The usual meaning is to place a new point which is then connected by zero or more edges to existing points. In that case, it is almost obvious that you cannot get a planar graph from a non-planar graph, because there will be a subgraph of the new graph (namely the original non-planar graph) that cannot be expressed in a plane.

But if "adding a point" can mean adding a point along an edge, breaking that edge and requiring the corresponding two edges to connect to the new point (along perhaps with other edges) then yes, you could turn a non-planar graph into a planar graph.

For example, take a 5-clique, which is non-planar. Choose an edge, wlog edge $AB$. Remove that edge and replace it with two edges connecting a sixth point $F$ (so that the new graph has $AF$ and $FB$ in place of $AB$). This new graph is planar.

I believe determining whether a given graph is planar, knowing only its matrix of edges, is a hard problem.


I believe I need to explain my example in more detail:

In a plane, picture geometrically points $$\{ A = (0,1); B = (0, -1); C = (1,0); D = (-1,0); E = (0,0) \}$$ and edges depicted by lines $AC$, $AD$, $AE$, $BC$, $BD$, $BE$, $CE$, $DE$, plus an edge between $A$ and $B$ drawn as an arc within the same plane, and one last edge between $C$ and $D$ (making this $K_5$) drawn as a curve going slightly out of the plane, going from $C$ around the outside of $A$, just over the $AB$ arc, and coming back down near $D$.
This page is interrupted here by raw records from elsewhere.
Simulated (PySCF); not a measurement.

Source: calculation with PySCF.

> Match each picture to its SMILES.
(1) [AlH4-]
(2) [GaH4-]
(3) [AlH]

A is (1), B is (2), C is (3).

Now break (as the OP is trying to allow in his problem) arc $AB$ into arcs $AF$ and $FB$, both still using the same drawn curve (and in the plane). Then push arc $CD$ dwon into the plane such that it would cross arc $AB$ at $F$, and break up $CD$ into $CF$ and $FD$. The resulting graph of six vertices is now planar (indeed, the planar edge set has been exhibited by construction). It is not, or course a 6-clique, nor does it contain $K_5$ as a subgraph, but this does meet the OP's desire for "flattening" a graph.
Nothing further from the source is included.